Eyler taking reins of family horse, tack sales
THURMONT, Md. — With the horse and tack sales at The Eyler Stables in Frederick County coming back under family management, there will be little change in the sale’s operation. But it’s a big deal for the stable’s owner, Niki Eyler.
“It really is the opportunity of a lifetime,” Eyler said. “I feel like I’m carrying
on a family legacy. It does mean a lot to me.”
In 1933, Harry Eyler, Niki’s great grandfather, opened The Eyler Stables and held horse and livestock auctions there. At that time, draft and workhorses were a necessity on a farm.
Harry would go out to Billings, Mont., and buy loads of horses that would be shipped to Thurmont on rail cars to the local train station.

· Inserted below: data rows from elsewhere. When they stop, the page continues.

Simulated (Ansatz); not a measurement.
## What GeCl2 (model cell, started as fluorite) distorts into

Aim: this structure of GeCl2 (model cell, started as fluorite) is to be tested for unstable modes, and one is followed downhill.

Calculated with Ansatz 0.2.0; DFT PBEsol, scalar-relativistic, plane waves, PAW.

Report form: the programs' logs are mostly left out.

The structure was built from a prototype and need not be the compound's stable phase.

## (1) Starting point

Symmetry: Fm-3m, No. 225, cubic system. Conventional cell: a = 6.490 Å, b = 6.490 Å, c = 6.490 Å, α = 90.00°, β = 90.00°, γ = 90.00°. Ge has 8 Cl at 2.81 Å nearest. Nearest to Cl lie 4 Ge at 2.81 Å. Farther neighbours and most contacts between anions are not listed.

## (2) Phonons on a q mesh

In the mid 1930’s Harry allowed his daughter-in-law, Ruth, to have sales for riding horses at the stables. Up to that point, the sale was primarily livestock and workhorses. Niki said Ruth would travel down through Virginia, the Carolinas, Kentucky, Tennessee and many other southern states buying loads of quality riding horses and shipping them back to sell.
Harry died in 1937, suffering a heart attack in the auctioneer’s box. At that point, Niki’s grandparents, Joe and Ruth Eyler, took over management of the stables.
Nikis father, Albert Eyler, joined management and worked side by side with his parents until Joe’s death in 1988.
“My dad was really involved in the auction his whole life, Niki said. “He started riding horses and ponies through the auction when he was young.” He would drive out to Joplin, Mo., and bring in tractor-trailer loads of riding horses.
“My dad was the kind of horseman that people wanted to do business with. He was honest and knowledgeable when it came to horses,” Niki said. “He could really spot a diamond in the rough and saw the potential in every horse.”
Through the years, additions have been made to the stables to accommodate more horse events.
“There are many memories people have made here at the stables,” Niki said. “People have been coming here for decades.” A local supporter recently wrote on the stables’ Facebook page, “I bought my first horse there on December 2nd, 1962. I cannot remember my anniversary but I definitely remember that day.”
Niki said she remembers when her father told her that an older gentleman came to look at a horse to purchase. Her dad was riding the horse around the arena and all of a sudden the horse started bucking and threw him off. He was lying there on his back and the old man walked over, looked down at Albert and said, ‘I’ll take him.’ Stories like these are endless,” says Niki.
Niki said the family built Eyler Stables into a place where you can come and purchase a good quality horse, take them home, improve them, and sell them for a profit.
“They put their heart and soul into this place,” she said. “This place is a big piece of history.”
She recalled in 1992, a grand prix jumper was purchased at the auction for $1,200 and resold several years later for $250,000.
In 1999, Niki’s father died, and the following year Niki took over the stables.
As a single mother working full-time away from the stable, she said managing the sales got to be too much and in 2010, Niki subcontracted the sales to an auction company. That not only kept the sales tradition going and helped Niki retain ownership. In 2014 she launched a weekend flea market at stables that still operates Friday through Sunday from 9a.m. to 5 p.m. each day.
Earlier this year, the leasing auction company left the stables and Niki said several things fell into place helping her to take over the sales again.
Niki said she knew that it would be difficult to manage the entire stables and its events on her own, so when a friend, Brian Smith, approached her about some ideas he had, a business partnership formed. She said Smith will be oversee upgrades and improvements to the stables, and handle other events like a farmers market, car show, peach festival and estate auctions scheduled for this year.
“He is a good business person and I am super excited to work with him to bring Eyler Stables back to its heyday,” says Niki.
Niki will be managing her first sale at the stables on Friday, May 3. A ribbon cutting ceremony is set for 5:45 p.m. at the stable, 141 Emmitsburg Road in Thurmont and the sale is set to begin with tack at 6 p.m. and horses at about 8:30 p.m. Niki said future sales will be held the first Friday of each month.
“This barn has seen almost 90 years worth of horses and horsemen (and women) come and go,” says Niki, “there is something to be said for that.”